Arab states and China pledged deeper ties at a summit with president Xi Jinping on Friday, with Saudi Arabia saying it would balance its relationships with Beijing and the kingdom’s traditional partner, the US.

Xi wrapped up a three-day stay in the Saudi capital Riyadh, saying China would work more closely with the region and boost oil and gas trade, after a visit the US was watching closely.

The US has had strained ties with Saudi Arabia that hit a low point after the Saudi-led Opec+ cut oil production earlier this year. It hosted the summit just months after president Joe Biden visited the kingdom and pledged that the US would not leave a vacuum in the region to be filled by China, Iran and Russia. Xi, who separately met Saudi Arabia’s leaders, attended a Gulf states summit and an Arab summit.

Both China and Saudi Arabia hailed the meetings as a new chapter in a relationship in which Beijing has grown into the kingdom’s largest trading partner, and Riyadh as China’s biggest oil provider. The two sides signed a comprehensive strategic agreement and more than two dozen deals, including in construction and a broadband contract with China’s Huawei.

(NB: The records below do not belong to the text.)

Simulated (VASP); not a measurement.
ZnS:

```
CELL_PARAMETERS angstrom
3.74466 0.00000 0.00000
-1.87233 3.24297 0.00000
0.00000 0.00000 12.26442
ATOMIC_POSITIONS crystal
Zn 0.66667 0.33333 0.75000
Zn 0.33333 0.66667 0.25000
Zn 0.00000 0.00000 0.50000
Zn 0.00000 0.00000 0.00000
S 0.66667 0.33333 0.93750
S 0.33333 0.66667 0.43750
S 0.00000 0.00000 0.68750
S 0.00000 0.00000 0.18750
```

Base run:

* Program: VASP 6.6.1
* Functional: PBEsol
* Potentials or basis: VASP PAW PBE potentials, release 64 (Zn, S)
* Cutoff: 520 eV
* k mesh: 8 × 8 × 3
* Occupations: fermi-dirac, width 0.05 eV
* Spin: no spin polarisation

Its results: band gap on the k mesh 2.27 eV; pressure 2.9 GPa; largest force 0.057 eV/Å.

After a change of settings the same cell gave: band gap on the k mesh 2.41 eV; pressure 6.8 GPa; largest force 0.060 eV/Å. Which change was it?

The summit “launched a new historical era” in relations with China, said Saudi crown prince and day-to-day ruler Mohammed bin Salman.

Xi said in a speech that China would seek to boost technology co-operation and continue importing “large” amounts of oil from the Gulf, while aiming to import more natural gas. Beijing would push for trading oil and gas in China’s currency, he added.

Saudi officials have privately said they had no issue with trades in China’s digital renminbi currency but that would not extend to oil sales. In Beijing, a Chinese foreign ministry official confirmed at a briefing on Friday that the two sides had conducted their first transaction in renminbi, although its purpose was not immediately clear.

Xi added Beijing would work with the region on 5G technology, something the US has opposed over fears that Huawei’s 5G infrastructure would give the Chinese government critical access.

In a speech last month at a conference in Bahrain, Brett McGurk, the Biden administration’s top Middle East official, warned “there are certain partnerships with China that would create a ceiling to what we can do”.

But Saudi Arabia’s foreign minister, Prince Faisal bin Farhan al-Saud, said the kingdom, which largely relies on US military weapons sales and security aid, would seek to pursue good relationships with the US and China.

“We don’t see it as a zero-sum game by any means,” he said after the summit.

Jon Alterman, director of the Middle East programme at the Center for International and Strategic Studies, said the announcements from Riyadh on drawing closer to China were not a “course correction”, as Gulf officials say the US has drawn distant from the region while it focuses on other parts of the world.

“It continues a trend,” Alterman said. “Middle Eastern energy producers feel they can’t rely on the United States in the same way, and they think that being closer to China gives them multiple benefits: it puts them closer to the worlds largest oil importer, it gives them access to things the Americans won’t give them, and it makes the Americans a little jealous, perhaps giving them some leverage.”